Wednesday, March 02, 2005

Memo Regarding Ward Churchill

(The following memo has been sent to the Useless Idiots Network in an attempt to energize support for Ward Churchill.)


MEMO

Date: 3/1/2005

From: Network Master

To: Network of Forward Thinking Elements Located in Amerika

Subject: Chief Ward Churchill

Recently, there have been scurrilous charges made by certain reactionary forces regarding Chief Ward Churchill. These groups maintain that Chief Churchill’s claim to Native American ethnicity is false. Our Network successfully influenced the University of Colorado to hire Chief Churchill. Now we must defend him with utmost energy on two levels:

1. Even if Chief Churchill were not Native American by virtue of birth, he is entitled to his claim because he has the consciousness of a Native American. Thus, just as Bill Clinton was recognized as the “First Black President”, Chief Churchill is a true Native American.

2. In fact, Ward Churchill is a full-blooded Chief of the Fuhgahwee Tribe. Below is a brief backgrounder on this tribe which you should use to debunk the disinformation campaign of the fascists.

According to ancient lore, the Fuhgahwee had their beginnings as part of the Caddo Chiefdom of the Mississippian Culture. The Caddo, an agricultural and partly urbanized civilization reached their high point around 1300 A.D. A period of turmoil followed and various groups dispersed and began to lead more nomadic lifestyles. The best known of these groups evolved into the Pawnee who settled mainly along the Platte River in Nebraska. The pre-cursors of the Fuhgahwee followed the Arkansas River upstream from the Mississippi to the area around present day Wichita, Kansas. There, they prospered, primarily due to the plentiful wild game, especially bison.

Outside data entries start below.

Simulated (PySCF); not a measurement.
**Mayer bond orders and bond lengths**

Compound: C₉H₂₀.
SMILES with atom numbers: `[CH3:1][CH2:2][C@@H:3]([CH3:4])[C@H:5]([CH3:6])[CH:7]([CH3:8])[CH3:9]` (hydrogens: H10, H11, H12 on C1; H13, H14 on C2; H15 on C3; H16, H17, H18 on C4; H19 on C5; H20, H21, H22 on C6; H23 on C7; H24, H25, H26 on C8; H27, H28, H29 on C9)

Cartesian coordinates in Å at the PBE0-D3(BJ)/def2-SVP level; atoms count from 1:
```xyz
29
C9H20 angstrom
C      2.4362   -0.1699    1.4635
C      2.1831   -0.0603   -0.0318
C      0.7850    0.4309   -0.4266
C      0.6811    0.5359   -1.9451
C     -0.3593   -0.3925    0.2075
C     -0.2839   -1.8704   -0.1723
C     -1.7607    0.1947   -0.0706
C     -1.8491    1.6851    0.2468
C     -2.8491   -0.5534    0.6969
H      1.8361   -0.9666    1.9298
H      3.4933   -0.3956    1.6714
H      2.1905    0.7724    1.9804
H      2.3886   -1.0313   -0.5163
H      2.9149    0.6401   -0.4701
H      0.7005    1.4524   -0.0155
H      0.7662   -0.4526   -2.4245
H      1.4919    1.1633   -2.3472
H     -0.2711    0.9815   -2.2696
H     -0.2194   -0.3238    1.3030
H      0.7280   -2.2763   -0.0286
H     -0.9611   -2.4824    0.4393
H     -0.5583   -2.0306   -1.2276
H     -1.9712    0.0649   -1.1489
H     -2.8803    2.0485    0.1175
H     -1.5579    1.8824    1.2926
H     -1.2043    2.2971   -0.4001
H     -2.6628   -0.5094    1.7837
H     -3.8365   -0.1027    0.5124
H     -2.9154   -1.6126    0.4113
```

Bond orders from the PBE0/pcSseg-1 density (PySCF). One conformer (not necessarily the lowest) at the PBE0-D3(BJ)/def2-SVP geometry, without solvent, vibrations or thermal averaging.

Around 1450 A.D., it is suspected a change in weather patterns caused the herds to drift westward up the Arkansas River Valley and some of the tribes followed. Legend has it that during a prolonged period of rain, mist and fog, one particular band became lost while wandering west, then north into the plains of eastern Colorado. Eventually they found themselves, under clearing skies, within sight of the snow capped peaks of the Rocky Mountains in the vicinity of modern Boulder, Colorado. Upon viewing these magnificent mountains, the elderly Chief remarked to his shaman that he had never been in this part of Kansas before. The shaman, also stunned by the sight of these mountains, replied, “I don’t think we’re in Kansas anymore.” The Chief became so flustered by this possibility that he raised his arms to the sky and shouted, “Then where the F*** are we?” and immediately expired of a sudden heart attack. The people misunderstood the Chief’s words and believed he was proclaiming a new name for the tribe. Furthermore, his dramatic demise was taken as a confirming sign from the Great Spirit. So they began chanting “We’re the Fuhgahwee! We’re the Fuhgahwee!”

Ever since, the Fuhgahwee have been known as the most clueless of all tribes. And Chief Ward Churchill has proven by word and deed that he is entitled to be recognized as a full blooded member of the Boulder Band of the Colorado Fuhgahwee.